The state vector $\mathbf{x}$ includes variables that are sufficient to derive all the other quantities of interest. Different formulations of the problem exist and efficient choices for $\mathbf{x}$ are:

• node voltages (see, for instance, [23]): the state can be, for instance, represented in polar coordinates as $\mathbf{x}={\left[V_1,\dots ,V_{N_b},{\phi }_1\dots i{\phi }_{N_b}\right]}^{\mathrm{T}}$), where $V_i$ and ${\phi }_i$ are the amplitude and phase angle of the voltage of bus i and $N_b$ is the number of buses.
• branch currents plus a reference voltage (see, for instance, [25]): the state is typically adopted in rectangular coordinates as $\mathbf{x}={\left[v_s^r,v_s^x,i_1^r\dots i_{N_{\mathrm{br}}}^r,i_1^x\dots i_{N_{\mathrm{br}}}^x\right]}^{\mathrm{T}}$, where $i_l^r$ and $i_l^x$ are, respectively, the real and imaginary parts of the current phasor at branch l, $v_s=v_s^r+j{v}_s^x$ is the phasor of the voltage assumed as a reference, and $N_{\mathrm{br}}$ is the number of network branches.

The above presented expressions are referred to a single phase of the network for the sake of brevity and clearness of notation, but it should be recalled that SE typically requires a three-phase formulation. The measurements $\mathbf{z}$ can generally include voltage and current amplitude measurements, synchronized phasor measurements from PMUs, active and reactive power measurements. Depending on the different measurement types and state formulations, the measurement functions in $\mathbf{h}$ can be non-linear.
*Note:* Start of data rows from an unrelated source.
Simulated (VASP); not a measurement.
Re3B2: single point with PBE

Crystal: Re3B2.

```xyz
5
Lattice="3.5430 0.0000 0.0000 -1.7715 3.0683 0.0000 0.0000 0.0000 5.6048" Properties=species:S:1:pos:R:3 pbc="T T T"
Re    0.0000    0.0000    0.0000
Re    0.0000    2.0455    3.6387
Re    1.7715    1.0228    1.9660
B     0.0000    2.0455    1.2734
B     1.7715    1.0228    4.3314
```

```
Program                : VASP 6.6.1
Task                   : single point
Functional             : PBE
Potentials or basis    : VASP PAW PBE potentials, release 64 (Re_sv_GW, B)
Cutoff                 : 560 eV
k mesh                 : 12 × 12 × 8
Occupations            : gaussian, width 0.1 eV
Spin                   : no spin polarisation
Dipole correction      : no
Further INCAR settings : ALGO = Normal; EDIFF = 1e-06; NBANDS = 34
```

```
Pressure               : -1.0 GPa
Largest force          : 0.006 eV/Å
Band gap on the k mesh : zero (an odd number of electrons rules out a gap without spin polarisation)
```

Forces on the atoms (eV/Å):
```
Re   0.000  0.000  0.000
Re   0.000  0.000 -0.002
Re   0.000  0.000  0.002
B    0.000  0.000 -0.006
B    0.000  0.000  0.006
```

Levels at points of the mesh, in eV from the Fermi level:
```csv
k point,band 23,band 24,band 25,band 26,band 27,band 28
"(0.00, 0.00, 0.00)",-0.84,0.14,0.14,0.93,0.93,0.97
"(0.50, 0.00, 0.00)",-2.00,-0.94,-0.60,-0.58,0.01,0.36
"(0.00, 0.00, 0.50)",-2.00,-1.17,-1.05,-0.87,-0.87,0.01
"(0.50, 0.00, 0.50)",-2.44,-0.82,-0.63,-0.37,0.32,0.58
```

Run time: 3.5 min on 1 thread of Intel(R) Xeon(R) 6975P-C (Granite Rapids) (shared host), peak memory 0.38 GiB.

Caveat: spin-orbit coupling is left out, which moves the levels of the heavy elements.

Different methods are available in the literature for solving the SE (see [24]). Here, a WLS approach is used and briefly explained for the sake of completeness. In the WLS-based approach, the state is estimated iteratively by means of linear system solution. In particular, the so-called normal equations are solved at each iteration to update the state vector computation as:

$$\Delta {\mathbf{x}}_n={\mathbf{x}}_{n+1}-{\mathbf{x}}_n={\mathbf{G}}_n^{-1}{\mathbf{H}}_n^{\mathrm{T}}\mathbf{W}[\mathbf{z}-\mathbf{h}\left({\mathbf{x}}_n\right)]$$

(5)

where ${\mathbf{x}}_n$ is the state vector at iteration n. The stop condition for the algorithm convergence is given by ${∥\Delta {\mathbf{x}}_n∥}_{\infty }<\delta$, with an assumed small tolerance value $\delta$, meaning that no further updates of the state vector are needed.

$${\mathbf{H}}_n={\left.\frac{\delta \mathbf{h}}{\delta {\mathbf{x}}^T}\right|}_{{\mathbf{x}}_n}$$

(6)

is the Jacobian containing the derivatives of the measurement functions with respect to the state variables and $\mathbf{W}$ is the weighting matrix, chosen as the inverse of the covariance matrix ${\Sigma }_{\mathbf{z}}$.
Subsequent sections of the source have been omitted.